OpenStack HA Cluster Charm

[1.19] services on baremetal sometimes fail start with hacluster on focal

Bug #1896639 reported by Alexander Balderson on 2020-09-22

This bug report is a duplicate of: Bug #1881762: resource timeout not respecting units. Edit Remove

This bug affects 1 person

Affects		Status	Importance	Assigned to	Milestone
	Kubernetes Control Plane Charm	New	Undecided	Unassigned
	OpenStack HA Cluster Charm	New	Undecided	Unassigned

Bug Description

Currently our deploys on baremetal deploys the kubernetes master leader units regularly fail to have services start; sometimes they come up and then go down later.

Some notes about our baremetal deployments:
we deploy with 3 k8s master units using hacluster
we limit traffic for kube-api-endpoint, kube-control, and loadbalancer endpoints traffic to their own space. we call this the internal-space
we have all the network spaces used set in juju-no-proxy

The only consistent thing in the logs is that the k8s master regularly fails to connect to itself over the internal space usually with a connection refused.

a run where kube-controller-manager failed:

kube-controller-manager.daemon[133660]: unable to load configmap based request-header-client-ca-file: Get "https://192.168.33.165:6443/api/v1/namespaces/kube-system/configmaps/extension-apiserver-authentication": dial tcp 192.168.33.165:6443: connect: connection refused

a run where kube-apiserver failed

2020-09-22 11:43:59 INFO juju-log Executing ['kubectl', '--kubeconfig=/root/.kube/config', 'get', 'secrets', '-n', 'kube-system', '--field-selector', 'type=juju.is/token-auth', '-o', 'json']
2020-09-22 11:43:59 DEBUG update-status The connection to the server 192.168.33.31:6443 was refused - did you specify the right host or port?

Tags:

Revision history for this message

Alexander Balderson (asbalderson) wrote on 2020-09-22:

Runs affected by this bug can be found at:
https://solutions.qa.canonical.com/bugs/bugs/bug/1896639

Revision history for this message

George Kraft (cynerva) wrote on 2020-09-23:

I'm able to reproduce this. The issue only occurs when using hacluster, and only on focal.

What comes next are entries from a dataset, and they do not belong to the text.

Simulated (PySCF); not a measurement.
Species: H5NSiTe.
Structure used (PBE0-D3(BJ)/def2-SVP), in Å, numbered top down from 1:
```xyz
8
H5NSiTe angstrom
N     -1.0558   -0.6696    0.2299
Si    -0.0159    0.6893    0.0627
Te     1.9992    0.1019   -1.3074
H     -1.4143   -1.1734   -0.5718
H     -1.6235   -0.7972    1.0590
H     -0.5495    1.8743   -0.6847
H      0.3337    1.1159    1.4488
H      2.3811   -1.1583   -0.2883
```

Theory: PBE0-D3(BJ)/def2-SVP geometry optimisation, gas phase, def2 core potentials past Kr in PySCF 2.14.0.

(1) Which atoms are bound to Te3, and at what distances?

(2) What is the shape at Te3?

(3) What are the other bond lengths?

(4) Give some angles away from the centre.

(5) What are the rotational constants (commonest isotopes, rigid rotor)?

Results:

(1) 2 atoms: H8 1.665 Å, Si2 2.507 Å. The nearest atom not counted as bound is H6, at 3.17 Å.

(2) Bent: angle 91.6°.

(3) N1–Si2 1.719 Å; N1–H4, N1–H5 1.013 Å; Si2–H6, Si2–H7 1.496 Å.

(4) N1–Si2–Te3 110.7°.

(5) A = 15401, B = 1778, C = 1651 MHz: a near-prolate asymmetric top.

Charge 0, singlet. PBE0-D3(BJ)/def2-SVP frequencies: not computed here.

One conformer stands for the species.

The hacluster charm disables systemd's normal management of the Kubernetes services, and configures Pacemaker to monitor and restart the services instead. Normally, this is fine. But in the failure case, sometimes, pacemaker does not detect when the service has stopped:

$ systemctl status snap.kube-scheduler.daemon
● snap.kube-scheduler.daemon.service - Service for snap application kube-scheduler.daemon
     Loaded: loaded (/etc/systemd/system/snap.kube-scheduler.daemon.service; enabled; vendor preset: enabled)
    Drop-In: /etc/systemd/system/snap.kube-scheduler.daemon.service.d
             └─always-restart.conf
     Active: inactive (dead) since Wed 2020-09-23 20:46:42 UTC; 8min ago
    Process: 91811 ExecStart=/usr/bin/snap run kube-scheduler.daemon (code=killed, signal=TERM)
   Main PID: 91811 (code=killed, signal=TERM)

$ sudo crm resource status
res_kubernetes-master_e5dc7f9_vip (ocf::heartbeat:IPaddr2): Started
Clone Set: cl_res_kube_apiserver_snap.kube_apiserver.daemon [res_kube_apiserver_snap.kube_apiserver.daemon]
     Started: [ witty-pup ]
     Stopped: [ node1 ]
Clone Set: cl_res_kube_controller_manager_snap.kube_controller_manager.daemon [res_kube_controller_manager_snap.kube_controller_manager.daemon]
     Started: [ witty-pup ]
     Stopped: [ node1 ]
Clone Set: cl_res_kube_proxy_snap.kube_proxy.daemon [res_kube_proxy_snap.kube_proxy.daemon]
     Started: [ witty-pup ]
     Stopped: [ node1 ]
Clone Set: cl_res_kube_scheduler_snap.kube_scheduler.daemon [res_kube_scheduler_snap.kube_scheduler.daemon]
     Started: [ witty-pup ]
     Stopped: [ node1 ]

Side note: I don't know what node1 is. It doesn't appear on bionic and it's not any machine in this cluster.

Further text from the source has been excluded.